Fix crash in connectWithPrimary when primary_host is NULL with TLS by yaronsananes · Pull Request #3695 · valkey-io/valkey

yaronsananes · 2026-05-13T10:58:56Z

Summary

This fix addresses a SIGSEGV crash in connectWithPrimary() that occurs when TLS and IO threads are both enabled. The crash was identified while triaging the recurring test-ubuntu-tls-io-threads daily CI failure in tests/unit/wait.tcl (test: "WAITAOF master without backlog, wait is released when the replica finishes full-sync").

Root Cause

Since PR #3324 ("Redesign IO threading communication model"), freeClient() on a primary client with pending IO is deferred via freeClientAsync (gated on clientHasPendingIO(c)). This replaced the earlier synchronous waitForClientIO.

When a replica executes REPLICAOF NO ONE, replicationUnsetPrimary() performs:

Sets server.primary_host = NULL
Calls freeClient(server.primary) - which may be deferred

When the deferred free eventually executes, it chains through replicationCachePrimary() -> replicationHandlePrimaryDisconnection() which unconditionally sets server.repl_state = REPL_STATE_CONNECT. By this time, replicationUnsetPrimary() has already finalized repl_state = REPL_STATE_NONE. The deferred free resurrects REPL_STATE_CONNECT while primary_host remains NULL.

replicationCron then observes repl_state == REPL_STATE_CONNECT and calls connectWithPrimary(), passing NULL to connTLSConnect() where inet_pton(AF_INET, NULL, ...) causes a SIGSEGV.

CI crash evidence (from daily run on 2026-05-10):

10981:M * Connecting to PRIMARY (null):28117
10981:M # valkey 255.255.255 crashed by signal: 11, si_code: 1
10981:M # Accessing address: (nil)

Reproduction

Reproduced locally by establishing TLS replication between master and replica, then executing REPLICAOF NO ONE which triggers the deferred free path calling connectWithPrimary() with primary_host == NULL:

Without fix: server crashes with signal 11, accessing address 0x0
With fix: server continues operating normally

Fix

The fix targets the single location where the invalid state is created:

src/replication.c - replicationHandlePrimaryDisconnection(): Condition the repl_state transition on primary_host being set. If primary_host is NULL, set REPL_STATE_NONE instead of REPL_STATE_CONNECT, since the disconnection is part of a deliberate unset that has already finalized state.
src/tls.c - connTLSConnect(): Return C_ERR if addr is NULL (defense in depth).
tests/unit/wait.tcl: Change waitaof 0 1 0 (infinite timeout) to waitaof 0 1 10000 (10 second timeout) to prevent the test from hanging indefinitely when the replica cannot complete sync.

Testing

Full unit/wait test suite passes (40/40) with IO threads enabled
Crash reproduced locally over TLS (SIGSEGV without fix, graceful handling with fix)

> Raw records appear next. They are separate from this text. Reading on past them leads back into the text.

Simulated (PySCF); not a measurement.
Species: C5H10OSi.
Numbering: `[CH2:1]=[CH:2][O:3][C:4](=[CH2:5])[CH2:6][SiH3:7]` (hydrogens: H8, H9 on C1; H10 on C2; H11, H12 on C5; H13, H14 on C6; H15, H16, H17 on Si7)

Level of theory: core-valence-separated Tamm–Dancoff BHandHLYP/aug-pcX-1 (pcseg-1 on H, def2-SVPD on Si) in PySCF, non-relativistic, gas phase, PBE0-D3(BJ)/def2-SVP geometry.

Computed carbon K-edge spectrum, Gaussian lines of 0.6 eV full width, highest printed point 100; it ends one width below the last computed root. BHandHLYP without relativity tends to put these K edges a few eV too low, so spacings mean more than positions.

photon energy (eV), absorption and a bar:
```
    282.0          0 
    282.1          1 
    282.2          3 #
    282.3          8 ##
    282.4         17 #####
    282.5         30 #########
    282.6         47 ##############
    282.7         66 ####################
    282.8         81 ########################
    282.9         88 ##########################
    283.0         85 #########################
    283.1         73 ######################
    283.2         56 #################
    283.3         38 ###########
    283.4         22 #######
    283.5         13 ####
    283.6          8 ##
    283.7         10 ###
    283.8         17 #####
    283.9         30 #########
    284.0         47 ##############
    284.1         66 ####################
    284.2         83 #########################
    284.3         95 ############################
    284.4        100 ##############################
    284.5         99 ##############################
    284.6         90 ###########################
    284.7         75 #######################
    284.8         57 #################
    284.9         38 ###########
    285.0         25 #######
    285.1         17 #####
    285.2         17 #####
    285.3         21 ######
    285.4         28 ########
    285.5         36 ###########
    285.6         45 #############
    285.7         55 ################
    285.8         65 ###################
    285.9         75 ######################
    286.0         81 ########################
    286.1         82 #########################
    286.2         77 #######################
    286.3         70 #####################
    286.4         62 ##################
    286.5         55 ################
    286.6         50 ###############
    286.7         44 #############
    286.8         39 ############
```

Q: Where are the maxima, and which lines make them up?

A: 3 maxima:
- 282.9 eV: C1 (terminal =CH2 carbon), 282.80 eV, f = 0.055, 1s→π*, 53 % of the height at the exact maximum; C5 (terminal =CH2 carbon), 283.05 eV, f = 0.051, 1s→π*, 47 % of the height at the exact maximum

coderabbitai · 2026-05-13T10:59:04Z

Note

Reviews paused

It looks like this branch is under active development. To avoid overwhelming you with review comments due to an influx of new commits, CodeRabbit has automatically paused this review. You can configure this behavior by changing the reviews.auto_review.auto_pause_after_reviewed_commits setting.

Use the following commands to manage reviews:

@coderabbitai resume to resume automatic reviews.
@coderabbitai review to trigger a single review.

Use the checkboxes below for quick actions:

▶️ Resume reviews
🔍 Trigger review

No actionable comments were generated in the recent review. 🎉

ℹ️ Recent review info

⚙️ Run configuration

Configuration used: Repository UI

Review profile: CHILL

Plan: Pro Plus

Run ID: a41ffc63-2e48-4320-b310-bea82680cb3e

📥 Commits

Reviewing files that changed from the base of the PR and between add1cf1 and 884e8a5.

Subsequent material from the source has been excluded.